Groaning Cake Recipe
The tradition of the groaning cake, or kimbly, at (or following) a birth is an ancient one. Wives’ tales say that the scent of a groaning cake being baked in the birth house helps to ease the mother’s pain. Some say if a mother breaks the eggs while she’s aching, her labour won’t last as long. Others say that if a family wants prosperity and fertility, the father must pass pieces of the cake to friends and family the first time the mother and baby are “churched” (or the first time they go to a public gathering) after a birth. Many cultures share similar traditions – a special dish, bread, or dish or drink, spiced with cinnamon, allspice and/or ginger. At one time there was even a “groaning ale” to go with it!
– From The Birth House, Ami McKay
I made this recipe for my dear friend after she gave birth since I read this book about a month before she was due! A very good read and I highly recommend it : )
2 ½ cups of flour (Half whole wheat, half white)
2 tsp baking powder
1 tsp baking soda
2 tsp cinnamon
½ tsp cloves
1 ½ cups apple, peeled and grated
½ cup vegetable oil
½ cup orange juice
¼ cup brown sugar
1 1/3 cup of sugar
1 tsp vanilla
- Preheat oven to 250F
- Line the bottoms of two loaf tins with parchment. Oil the sides with vegetable oil.
- In a large bowl, whisk together flour, baking powder, baking soda, cinnamon and cloves.

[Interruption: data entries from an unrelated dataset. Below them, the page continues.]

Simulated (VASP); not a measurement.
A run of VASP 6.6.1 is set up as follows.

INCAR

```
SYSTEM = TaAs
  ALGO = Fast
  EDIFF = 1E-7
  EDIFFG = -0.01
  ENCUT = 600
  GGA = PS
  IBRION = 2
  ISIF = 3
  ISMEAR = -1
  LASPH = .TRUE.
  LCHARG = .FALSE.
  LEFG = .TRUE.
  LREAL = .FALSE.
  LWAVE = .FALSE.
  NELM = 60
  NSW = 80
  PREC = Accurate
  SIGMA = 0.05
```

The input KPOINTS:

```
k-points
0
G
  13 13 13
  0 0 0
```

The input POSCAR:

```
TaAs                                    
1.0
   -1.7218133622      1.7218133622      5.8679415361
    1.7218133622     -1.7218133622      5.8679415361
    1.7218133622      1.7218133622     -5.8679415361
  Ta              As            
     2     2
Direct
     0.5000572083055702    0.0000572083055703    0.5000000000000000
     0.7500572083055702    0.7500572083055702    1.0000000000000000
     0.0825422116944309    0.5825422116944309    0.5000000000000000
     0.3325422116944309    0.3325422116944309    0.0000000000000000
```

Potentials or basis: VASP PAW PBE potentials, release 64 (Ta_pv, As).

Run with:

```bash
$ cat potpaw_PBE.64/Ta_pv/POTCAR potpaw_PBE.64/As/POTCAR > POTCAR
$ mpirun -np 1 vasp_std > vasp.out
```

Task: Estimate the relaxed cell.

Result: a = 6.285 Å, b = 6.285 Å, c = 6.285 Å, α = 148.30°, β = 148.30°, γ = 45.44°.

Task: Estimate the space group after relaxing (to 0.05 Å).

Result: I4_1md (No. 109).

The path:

- In a separate bowl, beat eggs. Add apple, oil, orange juice, molasses, sugar and almond extract. Blend well.
- Add wet ingredients to dry ingredients to dry ingredients. Mix well.
- Divide batter between two prepared load tins.
- Bake 35 to 40 minutes, or until a toothpick tester comes out clean.
Modify to make it your own by using about a cup of raisins, dates, dried fruits or nuts.